Posted on July 11, 2014

NIH Spends $358K to Reduce Health Disparities Among LGBTQ Youth of Color

Melanie Hunter, CNS News, July 1, 2014

The National Institutes of Health has awarded $357,783 to the Fenway Community Health Center in Boston, Mass., to reduce health disparities in LGBTQ youth of color.

The purpose of the grant is described as “to establish a sustainable community-based participatory research process to reduce health disparities among lesbian, gay, bisexual, transgender and queer youth of color.”

According to the grant, LGBTQ (lesbian, gay, bisexual, transgender, queer) youth of color abuse alcohol, tobacco, and drugs, engage in risky sexual behaviors, and attempt suicide “in high rates that are disproportionate to those of both white LGBTQ youth and heterosexual youth of color.”

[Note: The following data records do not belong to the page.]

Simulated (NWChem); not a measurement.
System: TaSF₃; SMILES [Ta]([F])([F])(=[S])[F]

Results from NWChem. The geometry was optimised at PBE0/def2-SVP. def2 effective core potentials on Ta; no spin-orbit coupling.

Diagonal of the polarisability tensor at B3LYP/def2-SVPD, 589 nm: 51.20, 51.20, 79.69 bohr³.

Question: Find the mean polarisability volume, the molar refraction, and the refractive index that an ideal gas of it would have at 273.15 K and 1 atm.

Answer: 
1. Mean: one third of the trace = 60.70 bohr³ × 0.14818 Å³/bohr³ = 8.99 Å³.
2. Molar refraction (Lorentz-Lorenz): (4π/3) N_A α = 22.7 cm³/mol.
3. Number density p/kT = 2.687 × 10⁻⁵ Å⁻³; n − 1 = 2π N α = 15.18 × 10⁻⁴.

“Such evidence underscores the pressing need for interventions to improve the health of LGBTQ youth of color, many of whom face ‘tricultural’ experiences of stigma: homophobia from their racial/ethnic groups, racism from the majority white LGBT community, and the intersection of homophobia and racism from the culture at large,” the grant said.

The grant proposes that four Boston-based organizations with a long history of collaboration join forces to create a Project Team to “conduct a community needs assessment to identify a priority health condition” in the first year. In the second and third year, the groups will come up with a pilot intervention research study to address that condition.